There's a lot of wishful thinking about these days. According to Mrs Thatcher's biographer Charles Moore, Britain might now become a grounded semi-idyll rather like The Shire in J.R.R. Tolkein's The Lord of the Rings - an honest place of attachment and belonging, where no doubt yeoman farmers labour manfully in the service of a rightful order. Melanie Phillips has brought her trademark historical insight to the party by claiming that Britain is a 'real' nation in a way that, say, the Republic of Ireland is not. We should have the courage to call this out for what it is: baloney. It's a comforting warm bath of half-facts and thinly-remembered pasts that never did exist and never could have existed.

It's not just an academic argument. Good history is essential to evidence-based public policy. Our view of the past tells us what we think of the present, and by extension the future. If we really start to believe that Britain once ruled over happy groups of merchant adventurers, a band of fellow-feeling settlers and subject peoples set on their way to liberty, we will make a grave blunder. We might, in terms of our broad preconceptions, start to forget the real suffering that the British have inflicted on the world - something to weigh alongside all the good that they have done, whenever and wherever we write about it all.

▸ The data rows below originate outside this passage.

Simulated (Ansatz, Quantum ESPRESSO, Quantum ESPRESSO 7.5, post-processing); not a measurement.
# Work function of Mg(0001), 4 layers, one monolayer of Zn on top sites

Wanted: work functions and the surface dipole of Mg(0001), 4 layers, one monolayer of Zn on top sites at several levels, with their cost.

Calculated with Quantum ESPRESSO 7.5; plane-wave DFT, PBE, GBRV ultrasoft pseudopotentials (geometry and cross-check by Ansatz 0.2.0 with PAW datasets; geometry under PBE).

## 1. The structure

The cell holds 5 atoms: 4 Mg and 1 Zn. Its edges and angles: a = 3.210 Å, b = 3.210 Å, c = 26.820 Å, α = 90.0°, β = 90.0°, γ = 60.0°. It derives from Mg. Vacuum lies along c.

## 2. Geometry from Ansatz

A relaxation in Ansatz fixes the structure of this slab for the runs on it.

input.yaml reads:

But there's also a more acute danger - a pressing one that's relevant to the Government's choices right now. That is to see the victors at Blenheim and Waterloo, the people who lived under first a Dutch and then a German monarchy, the land with French law and language, the people who defeated European fascism and framed the European Convention on Human Rights, as a power that has always engaged in Empire rather than the continent they must still call home. That has never been an adequate picture of British history. Today, more than ever, it should not be meekly accepted just because some amateur politicians and commentators want to use the past for their own ends.